Unless, by Carol Shields

Dec 27, 2013 13:43

I met my goal of 12 reviews for this site in 12 months. Go me. and I finally got a book from the 21st Century.

Unless, by Carol Shields

It happens that I am going through a period of great unhappiness and loss just now. All my life, I've heard people speak of finding themselves in acute pain, bankrupt in spirit and body, but I've never understood what they meant. To lose. To have lost. I believed these visitations of darkness lasted only a few minutes or hours and that these saddened people, in between bouts, were occupied, as we all were, with the useful monotony of happiness. But happiness is not what I thought. Happiness is the lucky pane of glass you carry in your head. It takes all your cunning just to hang on to it, and once it's smashed you have to move into a different sort of life.

First-person novels in which the narrator is a writer with similar general characteristics to the author of the book always flummox me a little. I keep wondering how much of it is autobiographical. It's like listening to a band sing a song about themselves singing.

Carol Shields is a Canadian writer with multiple awards. The heroine of Unless is also Canadian, maybe a little younger, with at least one award. Nothing happens to "Reta" in the book that could not conceivably have happened to Carol Shields. The two focal points of the book are Reta's constant looking back to her coming of age in the Sixties and comparing her ideals and moral compass then with how her life is now; and her concern about her oldest daughter, who, after doing very well in college, suddenly dropped out without a degree and took up sitting on street corners with a sign that says "Goodness".

The chapters are brief and disjointed. To emphasize their disjointedness, the chapter titles consist of conjunctions, prepositions and interjections; however those little connective words do add meaning to the chapters if you notice and emphasize those words when they appear in that chapter (Think of the famous Spartan reply to the Persians' ultimatum: "IF").

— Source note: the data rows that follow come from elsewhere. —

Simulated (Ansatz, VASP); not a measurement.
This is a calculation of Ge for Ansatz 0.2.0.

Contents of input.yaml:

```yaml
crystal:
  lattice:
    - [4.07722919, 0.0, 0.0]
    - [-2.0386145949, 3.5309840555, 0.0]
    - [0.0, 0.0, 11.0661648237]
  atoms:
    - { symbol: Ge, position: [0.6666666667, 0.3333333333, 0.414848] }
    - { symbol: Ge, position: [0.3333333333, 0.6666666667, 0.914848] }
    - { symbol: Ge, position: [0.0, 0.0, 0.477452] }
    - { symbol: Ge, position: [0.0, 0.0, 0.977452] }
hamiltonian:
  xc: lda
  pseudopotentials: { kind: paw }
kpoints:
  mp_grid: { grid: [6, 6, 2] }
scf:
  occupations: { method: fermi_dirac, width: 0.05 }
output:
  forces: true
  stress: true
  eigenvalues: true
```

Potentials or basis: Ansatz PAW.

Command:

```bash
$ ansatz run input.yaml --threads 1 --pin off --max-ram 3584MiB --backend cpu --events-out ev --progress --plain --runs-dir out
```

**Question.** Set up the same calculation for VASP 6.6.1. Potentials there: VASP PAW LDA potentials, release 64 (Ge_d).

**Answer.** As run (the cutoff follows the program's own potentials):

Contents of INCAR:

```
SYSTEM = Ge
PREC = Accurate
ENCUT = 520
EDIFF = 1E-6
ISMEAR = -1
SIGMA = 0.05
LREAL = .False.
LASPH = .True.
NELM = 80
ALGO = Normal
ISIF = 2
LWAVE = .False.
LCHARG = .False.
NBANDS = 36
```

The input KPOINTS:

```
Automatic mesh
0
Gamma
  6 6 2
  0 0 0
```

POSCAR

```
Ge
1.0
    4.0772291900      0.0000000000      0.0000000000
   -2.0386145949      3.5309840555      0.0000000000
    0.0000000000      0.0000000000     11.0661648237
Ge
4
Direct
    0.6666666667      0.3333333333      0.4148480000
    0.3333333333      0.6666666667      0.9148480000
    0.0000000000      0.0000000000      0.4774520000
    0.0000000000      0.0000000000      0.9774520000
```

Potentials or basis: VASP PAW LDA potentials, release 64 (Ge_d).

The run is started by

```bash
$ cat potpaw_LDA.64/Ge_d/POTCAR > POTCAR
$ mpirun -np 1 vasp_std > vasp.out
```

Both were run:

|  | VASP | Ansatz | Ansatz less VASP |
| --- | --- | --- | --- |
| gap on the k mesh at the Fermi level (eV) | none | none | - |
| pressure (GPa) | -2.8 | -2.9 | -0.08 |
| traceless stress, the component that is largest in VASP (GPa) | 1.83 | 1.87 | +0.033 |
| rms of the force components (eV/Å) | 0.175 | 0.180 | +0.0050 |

Gender issues make a big part of Reta's moral compass. She wonders if her daughter left school because of the school's failure to include enough female authors in the curriculum, and she begins to write to critics, professors and other literary critics (the letters are printed in full as their own chapters) to scold them for noninclusiveness in their work. She encounters an editor who wants to rewrite her new book into a completely different work "to make it more relevant". Sometimes, I couldn't tell if Reta's flashbacks were meant to highlight her previous ideals as being something silly that young people do, or if they were meant to highlight what's wrong with her present life in that she strayed from her true path. Possibly she's trying to make up her mind which it is.